What insurance companies are beginning to do is something called a deck page or a declarations page in everybody's insurance policy. And what that declarations page again, deck page for short, does, it lists all the things that they will not pay for, if you have not done them? Basically, they're the exclusions that says -  If you say you're doing training, and you don't do training, we're not paying if you're breached. If you say that you have a firewall and you have a router, we're not paying if you're breached. So they have the list of what they will not pay you for in the event of a loss if you haven't fulfilled your obligation on that side. 

And so as MSPs consider what they're offering their clients, they need to and I strongly encourage it, to review what their coverage looks like with their insurance providers and see what is excluded from coverage in the event of i.e. -  if they don't have training and they're supposed to have training, they're not going to be covered for a breach -  and then offer those services. 

At a low level, what we've seen, and we've got some 150 Plus clients in my MSP, what we have seen is that they have some entry level things that all carriers want their clients to have, if they're going to have cyber liability insurance, and they're going to pay out on a claim. Top of that list is training. Interestingly enough about training, they don't set a standard, they just say training. 

And so anybody who knows, you have really good training, and then you have checked the box training. And all of that counts, I'm not saying that you should use check the box training, by the way, I'm just saying that all of it counts. 

“And so MSP should be, not just be offering cybersecurity training, they should be helping their clients actually go through the training.” 

So in my MSP as an example, when we onboard somebody, I take over the responsibility of getting their team to go through training. And we do that through our CyberGuard platform, obviously. So a lot of that's done on an automated basis. And that relieves the burden from the CEO. And therefore they're much more willing to let us impart that on their team. And that's really the top of the list for what insurance companies are looking for - Are you doing training? 

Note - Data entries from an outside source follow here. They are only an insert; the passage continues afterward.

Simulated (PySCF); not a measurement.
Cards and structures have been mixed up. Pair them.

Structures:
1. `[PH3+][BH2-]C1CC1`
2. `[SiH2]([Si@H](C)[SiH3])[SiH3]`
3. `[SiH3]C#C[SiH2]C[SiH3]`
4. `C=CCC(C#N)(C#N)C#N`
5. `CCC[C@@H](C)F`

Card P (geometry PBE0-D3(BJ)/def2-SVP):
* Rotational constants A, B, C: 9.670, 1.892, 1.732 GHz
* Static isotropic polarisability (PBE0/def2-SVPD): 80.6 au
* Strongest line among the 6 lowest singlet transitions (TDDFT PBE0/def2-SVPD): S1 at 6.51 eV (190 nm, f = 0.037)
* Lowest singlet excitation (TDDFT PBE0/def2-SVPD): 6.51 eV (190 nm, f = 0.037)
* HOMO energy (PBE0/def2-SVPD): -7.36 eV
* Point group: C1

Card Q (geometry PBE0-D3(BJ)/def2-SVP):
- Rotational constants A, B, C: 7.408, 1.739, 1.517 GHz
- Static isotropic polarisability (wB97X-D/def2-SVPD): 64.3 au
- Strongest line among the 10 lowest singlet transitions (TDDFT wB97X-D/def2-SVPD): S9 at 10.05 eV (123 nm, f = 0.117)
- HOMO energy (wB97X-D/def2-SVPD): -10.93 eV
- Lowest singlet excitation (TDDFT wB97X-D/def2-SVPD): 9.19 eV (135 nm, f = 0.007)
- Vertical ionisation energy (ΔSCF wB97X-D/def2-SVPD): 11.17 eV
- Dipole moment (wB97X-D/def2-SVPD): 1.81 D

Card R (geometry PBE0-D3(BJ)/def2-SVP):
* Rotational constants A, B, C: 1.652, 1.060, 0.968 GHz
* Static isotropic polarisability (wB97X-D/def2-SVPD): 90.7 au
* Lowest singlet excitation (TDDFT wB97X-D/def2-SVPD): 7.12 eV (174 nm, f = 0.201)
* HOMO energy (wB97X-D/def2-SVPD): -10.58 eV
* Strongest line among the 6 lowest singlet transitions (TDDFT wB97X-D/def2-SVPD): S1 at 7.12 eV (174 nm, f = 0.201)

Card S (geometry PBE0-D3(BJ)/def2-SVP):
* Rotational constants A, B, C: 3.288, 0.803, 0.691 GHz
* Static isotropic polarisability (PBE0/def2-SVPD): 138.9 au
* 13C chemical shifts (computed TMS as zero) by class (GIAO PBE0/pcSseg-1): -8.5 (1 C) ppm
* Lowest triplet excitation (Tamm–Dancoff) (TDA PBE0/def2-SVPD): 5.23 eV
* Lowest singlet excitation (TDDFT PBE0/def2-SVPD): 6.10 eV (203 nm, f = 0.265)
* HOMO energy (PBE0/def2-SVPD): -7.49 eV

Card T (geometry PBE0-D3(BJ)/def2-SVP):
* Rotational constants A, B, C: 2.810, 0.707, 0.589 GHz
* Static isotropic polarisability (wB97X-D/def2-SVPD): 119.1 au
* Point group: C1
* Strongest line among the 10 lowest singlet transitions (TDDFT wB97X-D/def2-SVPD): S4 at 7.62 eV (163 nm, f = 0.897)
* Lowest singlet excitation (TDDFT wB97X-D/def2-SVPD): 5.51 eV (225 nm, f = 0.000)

And then there's all the things that almost every MSP is doing - Endpoint protection, perimeter protection, spam and email filtering, those are kind of 

The four high bar things  - Training, Filtering, Endpoint Protection, Perimeter Protection - that you need to have in place as a baseline, if you're going to have a carrier, cover you for cyber liability.

Shannon:

I know Harry, I know you're building out a bundle. And I think that could probably be an inspiration for some people who are also building out their first cybersecurity offerings and aren't you tiering based upon training as well?

Harry: 

So about two years ago, we created a bundle that we started selling to our customers, that was a one size fit - bringing in our essential products effectively.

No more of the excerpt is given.